Pretending to this day

It has been 30 years since my second novel, Starry Nights, was published. Forget the number of editions and covers the novel has seen over the past three decades—what interests me is its relevance today. Much has changed in India since the day Starry Nights outraged readers by its strong language, a liberal use of Hinglish profanities and its naked portrayal of Bollywood lives. But one thing remains the same—our hypocrisy.

We continue to express our disapproval, whenever rules are broken. Thirty years ago, women were expected to write a certain kind of book—if they wanted their work to see the light of day. An exotic version of Jane Austen in a sari, was hoped for by publishers, too, unsure of how any other style or story would work in the ultra-conservative market. They were bang on! Starry Nights was an unapologetic bodice-ripper, with cuss words and crude sex. I was writing about a rambunctious film industry, replete with rollicking affairs and clandestine rolls in the hay.
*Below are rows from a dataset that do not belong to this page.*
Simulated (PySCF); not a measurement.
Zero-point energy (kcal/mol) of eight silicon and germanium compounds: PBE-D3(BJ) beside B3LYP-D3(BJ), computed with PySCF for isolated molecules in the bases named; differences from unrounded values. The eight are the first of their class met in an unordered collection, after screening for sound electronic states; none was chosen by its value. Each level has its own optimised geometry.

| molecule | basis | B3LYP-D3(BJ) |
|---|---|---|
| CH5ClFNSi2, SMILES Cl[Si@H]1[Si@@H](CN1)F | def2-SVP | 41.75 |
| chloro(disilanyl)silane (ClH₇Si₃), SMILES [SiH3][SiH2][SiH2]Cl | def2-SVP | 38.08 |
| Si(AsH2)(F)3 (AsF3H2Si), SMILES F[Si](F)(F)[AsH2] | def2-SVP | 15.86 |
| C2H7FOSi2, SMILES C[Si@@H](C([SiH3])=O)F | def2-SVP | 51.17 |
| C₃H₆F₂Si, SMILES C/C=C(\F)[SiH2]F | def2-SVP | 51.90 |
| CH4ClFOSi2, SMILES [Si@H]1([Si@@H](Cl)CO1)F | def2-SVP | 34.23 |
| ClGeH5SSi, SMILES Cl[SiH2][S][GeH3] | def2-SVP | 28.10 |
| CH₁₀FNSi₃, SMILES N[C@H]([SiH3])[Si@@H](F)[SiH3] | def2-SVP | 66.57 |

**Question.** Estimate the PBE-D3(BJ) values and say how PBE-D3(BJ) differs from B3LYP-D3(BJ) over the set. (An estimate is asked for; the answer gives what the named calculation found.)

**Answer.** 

Illustration: Bhaskaran Illustration: Bhaskaran

Our wonderful movie stars—sexually adventurous then, as they are today—needed to be depicted and celebrated the way they were and still are! Come on… we are talking movie stars. Not well-disciplined, chaste, obedient boy scouts and girl guides! Their antics were wild and awe-inspiring. That is what made them different and impossibly alluring. So yes, Starry Nights refused to take the sanitised route.

There was Aasha Rani, the luscious, predatory protagonist out to make it—and make a hero or two, while she was at it. Shocking? Hardly so… except that back in those days, without social media, movie stars could hang on to their secrets and flings, their sexcapades and romps in foreign locales, without the outside world getting even a whiff of it.

What has changed dramatically is all thanks to that beast called SM (Sado-masochistic Social Media). Nothing remains hidden, down to the last lip-filler and hair transplant. Actors themselves have become masters of media manipulation—mystique be damned. They go all out cranking up the publicity machine and upping their game by the micro-second. From risqué airport looks clad in what resembles inner-wear to glimpses of butt-cracks and cleavages as they slide in and out of luxury limos, our stars are ready to flash and flaunt at the drop of a g-string. Nothing is off-limits, nothing stays under wraps. Affairs, break ups, hook ups, divorce, proposals and propositions—bring it on!

Every celebrity is a commodity today. All movie stars want to monetise their ‘brand’. Not a moment in their hectic lives is considered too personal or sacred, not to be out there for the world to feast on. That is how the biskoot crumbles across the world. If you are in showbiz—you show!

Today’s stars are perfectly happy to play ball, provided someone pays for the ride. Thirty years ago, media itself was a lot less aggressive. There were no TRP battles raging and PR agencies rarely went beyond issuing bland press releases before a big movie launch. The private lives of stars attracted intense curiosity—but the real fun was to unearth a few juicy scandals, as we at Stardust did, with such aplomb.

Today, it is the stars who stage scandalous photo-ops, provided they are assured of getting a fat fee for letting it all hang out. There are price tags on every aspect of their lives. Having a baby? Do a book! Wedding? Call the networks for an exclusive deal. Divorce? Issue a public statement. Death in the family? Inform the media. Mental health crisis? Start a podcast. There are goals and goals to be scored and sold; fitness tops the list. Gain weight, drop weight, shrink, expand—but make sure it is all on Insta, kilo by kilo.

I love the new brazenness of Bollywood—no filters, no edits. Even the stodgiest of desis are getting used to the new normal where star kids hit international headlines on drug abuse charges, and reality shows stop at nothing. In a country where kissing was considered a mild form of perversion, gigantic movie posters now feature graphic lip-locks—and nobody dies at traffic signals.

But, yes, Starry Nights still raises eyebrows—aren’t I lucky?